Cardano founder warns network could lose its scientists in Input Output’s 33M ADA funding vote fails
Cardano could lose a core group of scientists if Input Output fails to secure treasury funding for a slate of research and infrastructure proposals that are still awaiting approval.
Last month, Input Output, the development firm behind the Cardano network, revealed that it was seeking $46.8 million to finance its operations for the 2026 development cycle.
However, the funding request has encountered significant resistance as the May 24 voting deadline approaches. A look at the major proposals shows that they face weak support, heavy abstentions, and large blocs of votes left uncast, leaving the network’s technical future hanging in the balance.
The escalating tension prompted a stark warning from Cardano founder Charles Hoskinson, who cautioned that failing to approve the treasury withdrawal could trigger an exodus of top talent and potentially shutter the network’s flagship research laboratory.
Trailing the threshold
The $46.8 million request is fractured across several specialized workstreams, each requiring a 67% ratification threshold from the network’s DReps. As the voting window narrows, almost none are on track for approval.
The largest line item is the Cardano Maintenance Initiative, an ask of more than 62.1 million ADA designed to cover continuous core maintenance from the third quarter of 2026 through the first quarter of 2027.
The proposal covers nine functional areas, including bug fixing, disaster recovery, mainnet monitoring, and incident response.
Despite its critical nature, described by developers as the protective foundation that ensures network uptime and security, the proposal currently holds just 46.58% affirmative votes. A massive 9.25 billion ADA is logged as abstaining, while 45.61% of voting power has yet to weigh in.

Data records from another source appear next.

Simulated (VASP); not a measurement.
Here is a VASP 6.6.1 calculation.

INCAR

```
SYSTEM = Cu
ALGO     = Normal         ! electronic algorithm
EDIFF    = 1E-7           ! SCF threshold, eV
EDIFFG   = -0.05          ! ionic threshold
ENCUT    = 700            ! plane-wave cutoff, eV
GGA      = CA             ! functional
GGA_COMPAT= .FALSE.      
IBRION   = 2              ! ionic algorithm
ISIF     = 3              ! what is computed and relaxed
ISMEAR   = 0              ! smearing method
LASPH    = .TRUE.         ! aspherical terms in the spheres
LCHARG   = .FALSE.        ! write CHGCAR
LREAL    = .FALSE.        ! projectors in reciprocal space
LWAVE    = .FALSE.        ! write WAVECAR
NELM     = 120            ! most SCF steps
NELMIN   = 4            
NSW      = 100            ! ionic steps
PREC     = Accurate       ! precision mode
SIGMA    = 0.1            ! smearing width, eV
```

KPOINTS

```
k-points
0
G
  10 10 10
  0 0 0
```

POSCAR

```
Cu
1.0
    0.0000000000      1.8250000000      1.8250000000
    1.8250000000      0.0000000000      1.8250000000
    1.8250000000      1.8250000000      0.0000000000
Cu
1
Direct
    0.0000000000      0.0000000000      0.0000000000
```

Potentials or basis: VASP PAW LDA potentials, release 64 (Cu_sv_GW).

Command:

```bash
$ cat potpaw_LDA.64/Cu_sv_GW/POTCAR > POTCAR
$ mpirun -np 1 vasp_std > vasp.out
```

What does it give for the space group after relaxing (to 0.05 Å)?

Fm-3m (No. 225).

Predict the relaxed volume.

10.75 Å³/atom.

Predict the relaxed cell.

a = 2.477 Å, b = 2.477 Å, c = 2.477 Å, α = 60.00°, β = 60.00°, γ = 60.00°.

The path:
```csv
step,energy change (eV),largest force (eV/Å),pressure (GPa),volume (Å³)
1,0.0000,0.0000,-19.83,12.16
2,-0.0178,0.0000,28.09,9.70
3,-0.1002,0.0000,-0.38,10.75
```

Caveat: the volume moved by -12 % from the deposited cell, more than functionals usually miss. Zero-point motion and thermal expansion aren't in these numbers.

Other critical infrastructure proposals are faring even worse. A 10.4 million ADA request to fund Layer 2 scalability solutions, including a data availability solution and the launch of Midgard, the network’s first permissionless optimistic rollup, sits at just 16.08% approval.
Layer 2 architecture is widely considered the only viable path to achieving the 10,000-plus transactions per second and sub-cent fees necessary to attract high-frequency decentralized finance and artificial intelligence micropayments in the current cycle.
A $2.95 million pitch to build “Pogun,” an end-to-end Bitcoin liquidity and credit engine meant to capture a share of the $1.5 trillion Bitcoin asset class, is polling at 19.04% in favor, weighed down by 24.15% active rejections and overwhelming abstentions.
Cardano’s development and tooling on the brink
The hesitation among DReps extends to proposals that target developer experience and smart contract capabilities, areas where Cardano has historically struggled to gain ground against rivals like Ethereum and Solana.
A 13 million ADA proposal to bring automated formal verification to decentralized applications has performed the best thus far, but still trails the needed supermajority at 57.79%.
The initiative aims to extend the Blaster verification tool across multiple smart contract languages, lowering the barrier for developers to mathematically prove their code’s correctness.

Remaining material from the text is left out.